In the present case defendants have not only offered to permit plaintiff to inspect its books and records, but also offered to mail to other stockholders such communications as met with the approval of defendants’ officers. This would seem to be an admission that plaintiff’s purposes were proper. This is not consistent with the claim of defendants that plaintiff must prove his right to the matters sought by him.

We are of the opinion that the evidence introduced by defendants to show that plaintiff’s purposes were not proper failed in this respect. It consists largely of statements by other attorneys said to have been made to them by plaintiff with reference to certain other buildings and transactions relating to them. These fall short of proof that plaintiff had an improper purpose in its demands in the instant case.

Plaintiff testified as a witness in the case but defendants did not cross-examine him. If they had substantial ground for questioning plaintiff’s motives they should have attempted to develop this when opportunity was afforded them to interrogate him. This was an added circumstance tending to- support plaintiff’s position of proper motives.

We are of the opinion the writ was properly awarded.
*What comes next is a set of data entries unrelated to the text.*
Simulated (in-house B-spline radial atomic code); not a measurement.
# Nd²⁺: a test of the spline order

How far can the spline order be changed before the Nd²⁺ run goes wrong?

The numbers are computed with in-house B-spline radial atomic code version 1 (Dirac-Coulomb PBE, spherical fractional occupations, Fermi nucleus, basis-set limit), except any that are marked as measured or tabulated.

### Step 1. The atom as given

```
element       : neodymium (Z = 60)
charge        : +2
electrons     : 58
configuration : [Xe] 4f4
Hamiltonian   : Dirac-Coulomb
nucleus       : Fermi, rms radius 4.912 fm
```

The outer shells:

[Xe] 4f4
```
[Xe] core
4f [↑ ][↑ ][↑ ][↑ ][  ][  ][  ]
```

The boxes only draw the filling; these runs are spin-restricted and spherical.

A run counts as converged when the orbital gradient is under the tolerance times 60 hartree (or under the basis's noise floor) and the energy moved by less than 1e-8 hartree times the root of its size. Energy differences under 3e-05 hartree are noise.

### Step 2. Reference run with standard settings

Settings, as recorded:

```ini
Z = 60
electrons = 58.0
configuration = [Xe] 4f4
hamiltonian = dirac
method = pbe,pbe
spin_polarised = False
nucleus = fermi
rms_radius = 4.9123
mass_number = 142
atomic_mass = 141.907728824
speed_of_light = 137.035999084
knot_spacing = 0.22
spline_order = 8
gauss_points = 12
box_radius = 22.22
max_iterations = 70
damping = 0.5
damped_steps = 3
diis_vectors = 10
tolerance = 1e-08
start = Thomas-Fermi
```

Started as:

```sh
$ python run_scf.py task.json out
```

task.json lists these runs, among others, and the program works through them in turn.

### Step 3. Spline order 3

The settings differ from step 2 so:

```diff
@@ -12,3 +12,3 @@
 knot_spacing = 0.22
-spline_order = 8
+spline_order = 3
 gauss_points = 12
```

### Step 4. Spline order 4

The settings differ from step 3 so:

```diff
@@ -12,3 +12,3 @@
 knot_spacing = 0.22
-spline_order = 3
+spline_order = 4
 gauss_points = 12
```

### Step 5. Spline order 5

Plaintiff asks this court to dismiss this appeal as to the defendant Chicago Title and Trust Company. Apparently this is a renewal of the motion heretofore made and denied by this court. Plaintiff says the writ of mandamus does not run against this company and that long before the record upon appeal was filed in this court, on plaintiff’s motion the complaint was dismissed as against the Chicago Title and Trust Company. Under such circumstances it is ordered that the appeal as to that company is dismissed.

Affirmed.

Matchett, P. J., and O’Connor, J., concur.